At one point during the documentary about the artist Ai Weiwei, someone wonders how he can be so fearless in his defiance of the Chinese government, and he disagrees with the characterization.
He’s not fearless, he says, he’s fearful, fearful of what the future will be if people like him don’t do something.
Those kinds of insights are scattered throughout “Ai Weiwei: Never Sorry,” a stirring portrait of an artist speaking freely in a society without free speech. As an internationally famous artworld celebrity, Ai has a little more leeway than other activists, some of whom are in jail.
But he has plenty to be fearful about, as director Alison Klayman discovers in the course of following Ai Weiwei around for a couple of years, a period that includes his own incarceration in 2011.
While uncovering information about the thousands who died in an earthquake (shoddy construction resulted in many deaths), Ai is beaten up by police, an assault that resulted in a potentially life-threatening blood clot.
He follows that experience by dutifully attempting to file a complaint with Chinese authorities, a process he knows will fail but that he is determined to attempt. Passivity is the problem, he suggests, and he is driven to make the effort, even in the face of certain defeat.
These scenes contrast with Ai’s experiences in the art world, during major exhibitions of his work in London and Munich, where we see the effect of his large-scale projects. Clearly, he could have a nice life if he just went along with things.
But he can’t do that. He was involved in the design of the much-praised “Birdcage” stadium at the Beijing Olympics, and the government built him a large studio complex for his projects. But before the games took place he denounced the authorities for presenting a false face to the world.
Some of this may create the impression that Ai Weiwei is one serious individual. And he is, but he’s one of those serious people whose humor is constant, and wickedly focused. For instance, in 2011 the Chinese government announced they were demolishing the studio they’d built for him, and Ai threw a dinner party for dozens of friends at the studio the night before the demolition.
He’s also mischievous on Twitter. “Never Sorry” makes the case that the world of social media is inextricable from Ai’s efforts to combine his art with his activism, and his ability to create interest (instantly tweeting photographs of his confrontations with police, for instance) and rally support is remarkable.
Along with everything else, what comes across in this movie is a personality, a cheeky, impertinent soul who sees the oppressions of current-day China and approaches them as a politically motivated prankster with Marxist tendencies (Groucho, not Karl). Along with its other points, this movie will make you glad that Ai Weiwei is out there.

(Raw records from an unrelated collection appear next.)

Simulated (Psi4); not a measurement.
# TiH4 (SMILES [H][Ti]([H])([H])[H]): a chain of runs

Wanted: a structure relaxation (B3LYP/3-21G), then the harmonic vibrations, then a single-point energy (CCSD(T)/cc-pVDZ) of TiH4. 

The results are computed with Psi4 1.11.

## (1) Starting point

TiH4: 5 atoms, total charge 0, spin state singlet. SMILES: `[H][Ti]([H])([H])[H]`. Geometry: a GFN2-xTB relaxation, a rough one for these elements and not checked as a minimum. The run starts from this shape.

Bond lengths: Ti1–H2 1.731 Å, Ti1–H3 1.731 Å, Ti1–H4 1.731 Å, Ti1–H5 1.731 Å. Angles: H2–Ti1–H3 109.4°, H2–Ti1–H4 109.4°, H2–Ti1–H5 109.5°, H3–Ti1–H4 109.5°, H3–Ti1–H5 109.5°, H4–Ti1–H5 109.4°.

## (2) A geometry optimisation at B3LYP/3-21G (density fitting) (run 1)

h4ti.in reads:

“Ai Weiwei: Never Sorry” (3 stars)
A documentary about the celebrated Chinese artist Ai Weiwei, who has become as famous in recent years for his defiance of the Chinese government as for his art. It’s a stirring portrait, not least because Ai brings a cutting humor to his activism, even when he is in real danger. In Mandarin and English, with English subtitles.
Rated: R, for language.
Showing: Varsity.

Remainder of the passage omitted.